Centenary Celebrations: how it all started


It has taken me a week to write something on our centenary celebration and my installation as bishop of Manzini. It was not easy. There's so much to share about it...

It all started a year ago when I happened to read that the first Catholic missionaries, members of the Order of the Servants of Mary, arrived in Swaziland on 27th January 1914. I felt it would be a great occasion for the diocese to renew once again her missionary commitment. 

The journey towards the centenary celebration was most of all about us called to be missionary disciples. It included a number of meetings and initiatives: a publication where each parish would give her contribution sharing on her own history, a census that will give us a better picture of the number of Catholics in Swaziland, a report from parishes on their local missionary activities... and, certainly, the preparation of the centenary Mass.

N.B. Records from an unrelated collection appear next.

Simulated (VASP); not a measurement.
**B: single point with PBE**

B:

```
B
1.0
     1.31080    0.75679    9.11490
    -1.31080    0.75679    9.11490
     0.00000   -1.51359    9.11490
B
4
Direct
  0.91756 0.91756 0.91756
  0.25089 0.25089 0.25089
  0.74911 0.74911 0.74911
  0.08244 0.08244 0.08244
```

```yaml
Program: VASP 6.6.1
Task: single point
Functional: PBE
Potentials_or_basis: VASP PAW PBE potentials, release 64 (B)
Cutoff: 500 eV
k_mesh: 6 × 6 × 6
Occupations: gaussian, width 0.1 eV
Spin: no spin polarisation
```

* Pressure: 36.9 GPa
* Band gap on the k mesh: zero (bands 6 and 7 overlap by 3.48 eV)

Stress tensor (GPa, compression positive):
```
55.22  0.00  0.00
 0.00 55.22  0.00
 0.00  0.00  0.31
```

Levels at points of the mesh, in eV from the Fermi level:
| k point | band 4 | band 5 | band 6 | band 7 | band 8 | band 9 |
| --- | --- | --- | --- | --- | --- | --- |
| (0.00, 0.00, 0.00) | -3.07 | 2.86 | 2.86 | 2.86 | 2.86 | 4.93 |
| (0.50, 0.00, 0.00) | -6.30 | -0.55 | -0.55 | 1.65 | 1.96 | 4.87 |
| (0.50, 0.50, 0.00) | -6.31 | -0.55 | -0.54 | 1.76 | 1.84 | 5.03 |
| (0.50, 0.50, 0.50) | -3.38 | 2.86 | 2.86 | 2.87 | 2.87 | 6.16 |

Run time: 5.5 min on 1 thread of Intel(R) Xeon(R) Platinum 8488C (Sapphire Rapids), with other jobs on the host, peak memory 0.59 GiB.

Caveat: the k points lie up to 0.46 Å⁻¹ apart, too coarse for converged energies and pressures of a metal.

In that process, the bishops of the Southern African Catholic Bishops' Conference (SACBC)  confirmed that they would attend the Mass. Later on they decided the plenary session would be held in Swaziland for the first time in history.

By the end of last year I was appointed bishop of the diocese of Manzini. The celebration in January would then gather both the centenary and my installation. 

Together with the bishops, his Majesty King Mswati III accepted our invitation together with His Excellency the Prime Minister and a number of members of cabinet. 

The media helped us share the good news with everyone in the country. Swazi TV confirmed the celebration would be broadcasted life.

The event was becoming bigger and bigger, more and more important.

Still... we never thought the venue would not be big enough. Until October it was clear that everything would be done at the Cathedral but we then decided to move it to the “Bosco Youth Centre” so that we would not have some people inside and others outside as it happened in other occasions. Being so much bigger we never expected to fill it. We just wanted to be all of us inside, celebrating together.

The truth is that before the beginning of the Mass, the place was already packed Though a thousand chairs had been added and people crowded the corridors, many people could not find a way of getting in.